However, using the ideas as a metaphor for spiritual life, annihilation of the separate self.

As Yogi Ramsuratkumar said, “The best sadhana is to be nears one’s guru, to obey and serve him. All other sadhanas are only after that. This is the best sadhana.”1

1. Ma Devaki, “The Divine Beggar on Himself,” Saranagatham, January 2003, p.33.

Devaki and the Sudama sisters were learning to live in close proximity to a spiritual sun, and in order to serve Yogi Ramsuratkumar in the way that they were call to do, they had to be instructed, prepared and purified – they were in a kind of spiritual boot camp, in training for being able to “Father’s work.” They had renounced the world and worldly desires, and their lives were not about sacrifice and service, and Yogi Ramsuratkumar used the mundane circumstances of daily life as the vessel in which the dross was purified from the bodies and minds in order to reveal the gold.

Much of their process of purification took place in the ordinary circumstances of everyday activities. For example, Yogi Ramsuratkumar had an extremely meticulous sensibility; he wanted everything done in a certain way. From his point of view, when something was placed on the table one fraction of an inch off the mark as he saw it, it affected everything – even the entire cosmos. Another form of purification was the rigorous schedule the Sudama sisters kept, following Bhagawan’s rhythms and commands regarding food, sleep and activity.

It was already very clear that Devaki had to play a very specific role; Bhagawan told them that she was the divine mother, and that all the Sudama sisters should be considered as “Ma’s.” They had absolutely no personal life. Everyone was expected to obey Bhagawan implicitly, and to have no voice in matters. For Vijayalakshmi, who had joined the group also used to giving orders and being highly respected in her job, this was not an easy task – nor was it easy for any of the women. Yogi Ramsuratkumar expected a great and arduous sadhana from all four of them.

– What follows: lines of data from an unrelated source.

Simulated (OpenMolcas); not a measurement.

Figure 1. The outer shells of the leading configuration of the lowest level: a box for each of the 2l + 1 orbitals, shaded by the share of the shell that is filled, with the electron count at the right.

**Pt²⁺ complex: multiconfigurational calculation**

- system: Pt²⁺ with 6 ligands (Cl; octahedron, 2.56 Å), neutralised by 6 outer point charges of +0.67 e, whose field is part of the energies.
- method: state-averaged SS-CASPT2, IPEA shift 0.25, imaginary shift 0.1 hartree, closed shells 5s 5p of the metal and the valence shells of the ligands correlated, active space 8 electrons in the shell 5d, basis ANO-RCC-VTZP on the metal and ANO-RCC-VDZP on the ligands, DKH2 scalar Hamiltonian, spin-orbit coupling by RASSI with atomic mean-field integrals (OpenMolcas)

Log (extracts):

If Devaki was reading to him and she fell asleep or even closed her eyes for a few seconds, he would immediately wake her up, saying, “Read!” If she had a bad headache, he expected her to go on with her work. He would not allow her to rest, and every day was filled with the rigorous schedule of public darshans and all the needs of the burgeoning new ashram. Bhagawan expected Devaki and Sudama sisters to be at his side every moment of the day – whether they were sick, healthy, happy, sad, tired or full of energy really didn’t matter. The normal concerns of the human personality, psychology or the needs of the physical body were not longer relevant.

“No, no,” he would say if Devaki wanted to rest, “there is no need for it! You just stay with this beggar, that will do.” Sleep was not necessary. When Devaki became bitter about her failings, saying, “Bhagawan, I fail so miserably! What is the use of my living wit you, I’m not able to serve you nicely?”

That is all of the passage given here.